## Write a custom loss function

This notebook is a quick example that shows how to:

* Write your own implementation of softmax.
* Write your own implementation of cross entropy loss.
* Compare your method against a built-in one, in this case: [sparse_softmax_cross_entropy_with_logits](https://www.tensorflow.org/versions/r2.0/api_docs/python/tf/nn/sparse_softmax_cross_entropy_with_logits).

The above part is only a few lines of code. We'll also train a simple MNIST model using our implementation (just to have an end-to-end example). 

Note: this notebook is **not** an explainer of how softmax or cross entropy works, just the mechanics of writing your own version. 

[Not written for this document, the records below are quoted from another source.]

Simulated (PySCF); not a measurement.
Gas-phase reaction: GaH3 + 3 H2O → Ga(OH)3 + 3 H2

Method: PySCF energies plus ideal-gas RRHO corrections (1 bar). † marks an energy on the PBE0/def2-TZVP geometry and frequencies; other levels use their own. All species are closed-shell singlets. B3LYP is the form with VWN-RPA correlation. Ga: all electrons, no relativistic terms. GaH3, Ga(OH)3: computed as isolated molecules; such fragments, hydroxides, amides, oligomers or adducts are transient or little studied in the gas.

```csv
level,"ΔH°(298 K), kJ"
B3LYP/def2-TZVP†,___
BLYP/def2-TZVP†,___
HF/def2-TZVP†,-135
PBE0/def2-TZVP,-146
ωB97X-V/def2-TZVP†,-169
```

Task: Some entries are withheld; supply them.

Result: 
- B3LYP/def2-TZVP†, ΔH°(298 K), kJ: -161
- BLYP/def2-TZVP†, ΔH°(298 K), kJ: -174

### Install the nightly build

In [1]:
!pip install tf-nightly-2.0-preview



In [2]:
import tensorflow as tf
print("You have version", tf.__version__)
assert tf.__version__ >= "2.0" # TensorFlow ≥ 2.0 required

You have version 2.0.0-dev20190203


In [0]:
import numpy as np

from tensorflow.keras import Model
from tensorflow.keras.layers import Dense, Flatten
from tensorflow.nn import relu

In [0]:
mnist = tf.keras.datasets.mnist

(x_train, y_train), (x_test, y_test) = mnist.load_data()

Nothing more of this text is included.